4. Nigel McGuiness/Chad Collyer vs. The Second City Saints (CM Punk/Colt Cabana)

ER: A good enough match, though nothing much of note happened. We get a lot of comedy matwork from Nigel and Colt, but it's not bad. I am not completely stone, so I can laugh at Colt rolling through back and forth to try to shake a wristlock. Nigel's Johnny Saint spots come off pretty clunky, but the stuff with them working a wristlock was engaging. Collyer had some fun stuff, had a nice combo with a knee drop followed by a quick elbow drop followed by a quick somersault senton. Late in the match he hits a cool dragon screw on Cabana. Best part of the match was Nigel rushing across the ring and just leveling Punk with an elbow to break up interference, and Punk went flying through the ropes to the floor (taking an even better floor bump than Hamrick the match before!). Punk whiffs on a shining wizard to end the match.

5. Havana Pitbulls (TJ Perkins/Ricky Reyes) vs. Brad Bradley/Ryan Boz

ER: This was pretty easily the best match of the card so far, to my surprise. Both Pitbulls looked good here, especially TJ (and has anyone dropped their 2017 stock more than Perkins? Still, 2004 Perkins is a welcome Rocky Romero replacement). I really liked the Boz/Perkins segments as Boz was kind of blocking Perkins' mat stuff which made all of it look more painful. Perkins grabbed him in a cravate and tried a snapmare, but Boz went straight down on his face. Perkins kept it locked on, eventually got the snapmare, all of it looked nasty. I also thought Perkins was throwing nice strikes against Bradley, but soon we move into Boz and Bradley cutting off the ring to work over TJ. It's all really satisfying, Boz comes off as a god sleaze and Bradley was kind of a green lummox at this point, a good combo. Reyes gets a quick pin as TJ planchas to the floor, and this certainly exceeded any expectations.

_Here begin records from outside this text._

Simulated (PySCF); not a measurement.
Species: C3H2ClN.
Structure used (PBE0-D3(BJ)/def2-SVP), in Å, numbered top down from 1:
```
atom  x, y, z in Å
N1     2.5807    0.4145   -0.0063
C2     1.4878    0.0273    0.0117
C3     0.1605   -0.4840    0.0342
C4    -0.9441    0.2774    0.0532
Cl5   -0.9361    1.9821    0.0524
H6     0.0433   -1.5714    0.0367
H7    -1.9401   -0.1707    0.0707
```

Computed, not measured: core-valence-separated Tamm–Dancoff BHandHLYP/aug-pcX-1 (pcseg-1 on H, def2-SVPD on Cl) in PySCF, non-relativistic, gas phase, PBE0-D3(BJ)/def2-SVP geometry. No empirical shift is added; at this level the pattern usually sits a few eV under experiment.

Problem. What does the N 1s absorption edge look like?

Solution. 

6. M-Dogg 20/Josh Prohibition vs. Homicide/B-Boy

ER: Hey, this was mostly really good, because Homicide and B-Boy were really great in 2004. And most of the match is an awesome mugging of M-Dogg who played an admirable FIP. We start with some flash from Prohibition and M-Dogg, including a pretty crazy springboard somersault senton from 20 that he almost lawndarts himself on (yet the late rotation seemed planned). The spot portion was fine but once we settled into the FIP portion it got real good. Homicide and B-Boy were lean and mean in 2004, no signs of those bellies that would pop up later, and they laced into 20. At one point the two of them were taking turns just running and striking him, Homicide would run in with an elbow, get out of the way, B-Boy would run in with a knee, get out of the way, Homicide runs in with a yakuza kick, etc. He gets facewashed, he gets beaten down, it's awesome. When Prohibition tags in we get a crazy train crash run with everyone hitting increasingly bigger spots (the move escalation was handled really nicely). We also learn that Prohibition was flat out terrible at getting into position for moves. He would stand there swaying and jerking around like Johnny Cage waiting to get his spine ripped out by Sub-Zero. He would rush into place early...and then stand there and sway while waiting for the move. We get a couple nasty headdrops at the very end, finishing on Prohibition getting planted vertically with the Cop Killa. Absolutely gross landing. I think he got legit knocked out, as even B-Boy was in the ring checking on him after, and his selling was...well, it was too good to be actual selling by Josh Prohibition. Homicide briefly checks on him, laughs and says "You're fine" and makes gang signs to the back.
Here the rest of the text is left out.